“Homophobic” misconceptions

Jerry Netolicky

To the Editor:

I am writing in response to Aaron Barstow’s (the bi-weekly, bi-sexual columnist from Cape Cod) “Homophobics Suffer From a Sad Illness.”

I would like to clear up some of his misconceptions.

Aaron said that he’s “… totally over people who keep pulling out their … Bibles … to stress the evilness of a queer existence and justify their homophobia … there is no backbone in their words.”

These words that he claims have no backbone belong to God.

Aaron’s problem is with God, not with the people that told him what God said concerning his queer lifestyle.

He refers to homophobia as a mental illness. This is according to who, Dr. Aaron Barstow, the bisexual? Homophobia … is this a fear of homosexuals?

According to the dictionary a phobia is a persistent and irrational morbid fear. With the true definition, I don’t know anybody that is homophobic, but it is a very effective and colorful tool. Labeling people as fearing something only because they disagree with you means you lack anything of any intellectual substance to respond with.

Aaron said that “We members of the queer community are being oppressed … many people refuse to listen …”

The truth is they are not oppressed. The queer community is not only coming out of the closet and writing columns, but parading in the streets, and their sexual practices are being taught in many schools as normal behavior.

It is also not true that many people refuse to listen. They have listened, they just don’t agree (that’s when they get THE LABEL … homophobic).

Aaron says that “a large heterosexual group has control over how we are portrayed … I suggest that you do not invent what you think a ‘queer’ is and what he or she might be doing tonight.”

I saw footage of the gay parade in Washington D.C. I know how they dressed and acted. Nobody has to invent anything. You don’t have to be gay to figure out what goes on in their bedrooms. How gays are portrayed has nothing to do with any large heterosexual group. Queers have portrayed themselves as they are and only have themselves to blame.

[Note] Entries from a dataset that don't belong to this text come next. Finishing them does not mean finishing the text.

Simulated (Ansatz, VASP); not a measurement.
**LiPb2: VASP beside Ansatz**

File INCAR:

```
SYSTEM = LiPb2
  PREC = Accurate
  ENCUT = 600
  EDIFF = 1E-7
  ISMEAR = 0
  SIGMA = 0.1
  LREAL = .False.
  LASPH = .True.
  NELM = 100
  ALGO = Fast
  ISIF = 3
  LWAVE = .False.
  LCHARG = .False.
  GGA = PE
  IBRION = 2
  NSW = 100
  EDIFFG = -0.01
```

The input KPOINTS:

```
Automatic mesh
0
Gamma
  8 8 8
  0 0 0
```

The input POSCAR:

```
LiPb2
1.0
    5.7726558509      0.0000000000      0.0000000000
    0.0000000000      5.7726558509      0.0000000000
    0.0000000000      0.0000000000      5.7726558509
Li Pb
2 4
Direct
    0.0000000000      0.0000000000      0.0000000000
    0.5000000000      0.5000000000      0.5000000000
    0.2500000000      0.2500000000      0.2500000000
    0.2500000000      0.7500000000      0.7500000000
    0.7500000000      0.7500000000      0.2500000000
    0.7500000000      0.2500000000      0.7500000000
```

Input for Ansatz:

I think Aaron summed things up pretty well when he said that if we all held “… the same values … it would be a nice … world, but pretty boring …” Translation: (we seem to do this often) he knows what he’s doing isn’t right (nice), but he’s doing it because he wants to (doesn’t want to be bored).

I wish he would have stated that from the beginning and left out all of the “stories.” (This is only a few of them.)

Unfortunately Aaron is not alone. Others also ” … exchange the truth for a lie … and the truth is not in them.” Romans 1:25 and 1 John 1:8.

Isn’t it ironic that those that fight the Scripture so intently … are the very ones that are fulfilling it?